By Henrik Ertner Rasmussen
28.06.2012 Egypt. Egypt got its first democratically elected leader after a close, almost dead heat between a representative of the old regime of ousted President Hosni Mubarak and Muslim Brotherhood candidate Muhammad Mursi. Thus, the fears of many Christians have been realized.
"Democratically elected" is putting it mildly. There are reports of widespread election irregularities, including many Christians being prevented from voting and people being pressured to vote for a particular candidate in many places - not to mention that in many places more votes were cast than were eligible. Many believe that the ruling military council was afraid of more violence and chaos if their preferred candidate was elected, which would have been a real possibility, and that the military council made sure to "fix" the election so that they got the lesser of two evils. At the same time, however, they cleverly stripped the presidency of a wide range of powers, which means that the president's power is more limited than voters expected when they cast their ballots and that the government gains more power, meaning that the military currently holds the decisive power. The ruling military council is to be replaced by a civilian government, but this is taking a long time, and the constitutional court has ruled the relatively newly elected parliament illegal and closed it because 1/3 of its members were elected on false pretenses. In other words, the new Egyptian democracy has undergone a protracted birth that has not yet been completed and where it almost looks as if the "baby" had to have both an arm and a leg amputated to be born!

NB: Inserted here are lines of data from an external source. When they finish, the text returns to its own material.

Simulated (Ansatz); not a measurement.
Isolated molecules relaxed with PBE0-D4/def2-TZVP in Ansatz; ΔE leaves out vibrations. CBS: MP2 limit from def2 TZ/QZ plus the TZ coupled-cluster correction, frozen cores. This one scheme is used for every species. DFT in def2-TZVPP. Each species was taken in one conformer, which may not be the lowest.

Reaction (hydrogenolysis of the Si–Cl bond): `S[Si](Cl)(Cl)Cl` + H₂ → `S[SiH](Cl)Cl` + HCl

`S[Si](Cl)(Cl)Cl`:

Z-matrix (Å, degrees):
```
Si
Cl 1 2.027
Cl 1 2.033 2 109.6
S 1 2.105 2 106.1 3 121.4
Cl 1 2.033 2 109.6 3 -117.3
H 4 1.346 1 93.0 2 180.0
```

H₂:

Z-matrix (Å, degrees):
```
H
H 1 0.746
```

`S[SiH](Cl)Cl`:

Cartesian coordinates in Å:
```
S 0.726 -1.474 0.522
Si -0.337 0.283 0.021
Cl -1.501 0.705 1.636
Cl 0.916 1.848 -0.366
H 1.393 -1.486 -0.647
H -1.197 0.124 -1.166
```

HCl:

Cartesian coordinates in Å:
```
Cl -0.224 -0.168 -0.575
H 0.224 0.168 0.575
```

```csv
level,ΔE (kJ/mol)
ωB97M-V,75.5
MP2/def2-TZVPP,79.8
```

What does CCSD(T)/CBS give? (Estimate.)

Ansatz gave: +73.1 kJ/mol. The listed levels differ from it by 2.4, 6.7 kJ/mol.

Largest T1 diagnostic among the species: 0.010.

On the positive side, however, after Mursi was declared the winner, both international and Egyptian news media report that he will do everything to unite the nation, and he has shown this by declaring that he will choose a woman and a Copt (Christian) as his two vice presidents. One well-known blogger wrote that if he appointed a woman as vice president in charge of the education sector, all Egyptians would kiss him on the cheek!
This, of course, leads many to adopt a wait-and-see attitude towards the newly elected president. In any case, he faces an almost inhumanly large task. He is expected to solve Egypt's many economic and social problems so that the ordinary citizen feels a change for the better, and that is almost impossible. Just putting three healthy meals on the table every day is a huge challenge for the majority of Egyptians. That every child born in Egypt can look forward to just 8-9 years of schooling seems almost impossible - unless there is massive foreign support to build the thousands of new schools that will need to be built to make it happen. Countries like Saudi Arabia are willing to support, but only if the schools will promote the particular brand of Islam that prevails there, and even many Muslim Egyptians will oppose that.